It can be seen that the 2D imaging method can produce the image with lesser error when the angular velocity changes ten degrees per second, thus 3D image with less reconstruction error can be obtained. While the angular velocity changes twenty degrees per second, the 2D image (i.e., Figure 19c) exists obvious different compared to Figure 19a. We roughly estimate that the 2D imaging result starts to deteriorate when the angular velocity changes more than ten degrees per second. The lower-quality 2D image will severely degrade performance of the 3D image reconstruction.

6. Discussion

The greatest strength of the proposed method is to prove a method for the radar network to reconstruct the 3D image of the spinning target, and the anisotropy problem which is caused when the radars in the network observe the target from the different perspectives is overcome in the proposed method. At present, interferometric technique is regarded as an effective method to reconstruct the 3D image with high precision, and there are several novel and cutting-edge papers [10,11,14,20,30] which study the interferometric technique to reconstruct the 3D target image. In the interferometric 3D imaging method, L-shaped three-antenna configuration or the Bistatic radar configuration is necessary to generate the interferometric signal and calculate the interferometric phase. However, how to reconstruct 3D target image by the radar network which is constituted by several independent imaging radars is relatively unexplored. Because the radar network possesses high flexibility in the radar configuration, it has the potential to improve the 3D imaging quality and overcome the existing problems in the process of the 3D imaging.

The main problem of the interferometric 3D imaging technique is the robustness to noise. Because the noise affects the interferometric phase, the interferometric results in position will generate deviation from the real value. Therefore, the performance of the interferometric 3D imaging method is always affected when the noise is overwhelming. As reported in the paper [12], when SNR is higher than 3 dB, MSE holds a steady trend which is less than about 0.3 m, and the interferometric 3D imaging method can achieve satisfactory results. By contrast, the 3D image reconstruction method proposed in this paper has a better robustness to noise, as shown in Figure 18. When SNR is at the level of −15 to 20 dB, the MSE of the reconstructed scatterers obtained by the proposed method is small. For the proposed method, the primary task is to obtain the 2D imaging result of the spinning target and the mapping of the air points. The 2D imaging method depending on the range compression can get rid of much noise, while the mapping process does not involve noise. Therefore, the reconstructed 3D image result obtained by the proposed method is less affected by noise.
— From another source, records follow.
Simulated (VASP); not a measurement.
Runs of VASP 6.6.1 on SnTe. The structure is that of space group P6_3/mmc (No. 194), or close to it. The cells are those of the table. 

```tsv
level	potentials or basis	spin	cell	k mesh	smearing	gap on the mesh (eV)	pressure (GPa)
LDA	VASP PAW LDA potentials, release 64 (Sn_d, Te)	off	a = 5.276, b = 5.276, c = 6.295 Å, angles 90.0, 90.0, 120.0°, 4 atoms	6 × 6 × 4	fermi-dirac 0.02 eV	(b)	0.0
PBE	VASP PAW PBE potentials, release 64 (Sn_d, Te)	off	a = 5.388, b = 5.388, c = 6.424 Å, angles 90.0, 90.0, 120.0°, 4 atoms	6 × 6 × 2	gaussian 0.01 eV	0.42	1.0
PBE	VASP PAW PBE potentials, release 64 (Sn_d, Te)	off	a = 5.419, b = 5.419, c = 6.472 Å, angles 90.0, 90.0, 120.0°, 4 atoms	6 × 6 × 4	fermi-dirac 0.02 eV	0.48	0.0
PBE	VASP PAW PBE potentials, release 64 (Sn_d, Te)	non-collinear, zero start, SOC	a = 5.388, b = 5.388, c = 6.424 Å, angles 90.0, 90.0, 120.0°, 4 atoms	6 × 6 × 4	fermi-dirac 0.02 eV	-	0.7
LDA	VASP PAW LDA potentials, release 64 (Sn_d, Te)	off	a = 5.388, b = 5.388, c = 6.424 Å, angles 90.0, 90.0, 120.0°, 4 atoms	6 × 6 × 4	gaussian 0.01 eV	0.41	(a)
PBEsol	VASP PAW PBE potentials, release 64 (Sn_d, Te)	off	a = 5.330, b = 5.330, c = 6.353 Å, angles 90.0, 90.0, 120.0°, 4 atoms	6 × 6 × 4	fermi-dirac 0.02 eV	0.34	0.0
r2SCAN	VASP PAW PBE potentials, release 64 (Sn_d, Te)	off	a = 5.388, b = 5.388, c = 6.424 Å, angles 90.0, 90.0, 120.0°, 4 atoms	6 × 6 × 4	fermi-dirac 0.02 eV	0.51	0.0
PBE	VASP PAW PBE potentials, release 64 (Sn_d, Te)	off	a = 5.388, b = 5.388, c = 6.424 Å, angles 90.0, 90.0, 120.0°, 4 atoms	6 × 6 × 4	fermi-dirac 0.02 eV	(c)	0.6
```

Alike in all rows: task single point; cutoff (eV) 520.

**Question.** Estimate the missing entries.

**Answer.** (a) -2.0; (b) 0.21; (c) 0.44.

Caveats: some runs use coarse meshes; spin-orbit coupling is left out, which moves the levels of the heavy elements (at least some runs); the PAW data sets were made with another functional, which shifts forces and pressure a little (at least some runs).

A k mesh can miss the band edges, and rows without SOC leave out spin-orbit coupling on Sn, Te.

Although the reconstruction error does not appear to be easily seen in the reconstructed 3D image, as shown in Results, the reconstruction error is virtually existent as recited in Error analysis. The mainly reason of the error produced is the gridding air area and the gridding imaging plane. This kind of error can also be considered as the reconstruction resolution. There is another aspect to the error produced: the calculation error, such as calculating the offset distance by the EHT, would lead to the reconstruction error. However, as shown in the simulation experiment, the reconstruction error could be small when selecting the appropriate air grid size, i.e., the appropriate resolution.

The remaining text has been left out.